The Selflessness of Romance
Romance means different things to different people. Mention the word, and women think of a candlelight dinner with meaningful conversation. Men think of an exciting sexual encounter.
Those are two extremes, but the importance of romance within marriage can't be underestimated. It keeps your relationship going and your passions alive. Without it, I'm convinced, relationships will begin to deteriorate.
Here are three important elements of romance:
First, romance is self-initiated. That means romance must be kindled without nagging or reminders. Or think of it this way: being romantic because you're asked to be romantic isn't really that romantic.
Romance is when you do something unexpected for your spouse. It communicates that he or she is on your heart and that you really care.

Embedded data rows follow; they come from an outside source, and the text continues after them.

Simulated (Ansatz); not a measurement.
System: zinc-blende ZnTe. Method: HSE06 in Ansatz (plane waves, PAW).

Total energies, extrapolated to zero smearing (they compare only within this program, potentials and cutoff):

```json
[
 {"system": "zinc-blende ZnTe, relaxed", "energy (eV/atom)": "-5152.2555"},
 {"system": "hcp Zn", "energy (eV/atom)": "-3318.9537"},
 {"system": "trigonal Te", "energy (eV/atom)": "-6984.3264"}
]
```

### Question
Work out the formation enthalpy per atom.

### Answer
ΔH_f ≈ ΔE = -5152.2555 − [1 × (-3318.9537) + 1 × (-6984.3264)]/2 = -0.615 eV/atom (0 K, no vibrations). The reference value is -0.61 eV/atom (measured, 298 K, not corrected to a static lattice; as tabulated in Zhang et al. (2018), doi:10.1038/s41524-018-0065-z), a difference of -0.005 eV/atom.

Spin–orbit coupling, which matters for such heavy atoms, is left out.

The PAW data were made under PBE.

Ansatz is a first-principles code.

Romance could mean planning and preparing a special meal for your husband or wife. It could mean sending flowers or a romantic card. The important thing is to pursue your spouse on your own initiative—without being told to do it.
Second, romance involves communicating value to your spouse. One of the greatest things you can do in marriage is to build each other's self-esteem. Through romantic gestures, you show your spouse how important he or she is in your life.
One of the best ways to do this is through verbal affirmation. Another great way to do it is by displaying good manners. That's something we often forget after many years of marriage, but simple politeness is vitally important.
I've counseled couples who treat strangers better than they treat each other, which is shameful. As Christians, we should be kind and respectful to everyone—but especially to the person whom you've vowed to love and cherish.
In a healthy marriage, both spouses are considerate of each other's feelings and take care to show how much they value each other.
Finally, romance means learning to speak love in your spouse's language. Men and women have very different major needs, and we must understand those needs in order to be romantic on each other's terms.
Men need honor, sex, kindred fellowship, and domestic support. Women need security, open and honest communication, non-sexual affection, and leadership.
When a husband takes the time to have meaningful conversations with his wife on a daily basis, that's romantic. It may not be one of his needs, but it meets one of her deepest needs.
Likewise, when a woman commits to honor her husband and meet his sexual needs—though that may not be an important need of hers—it communicates how much she values him. That's romantic in his eyes.
Romance makes a relationship better because it means both spouses are willing to sacrifice on behalf of each other. "Each of you should look not only to your own interests," Paul challenged the church at Philippi, "but also the interests of others" (Phil. 2:4). That idea is the key to romance within marriage.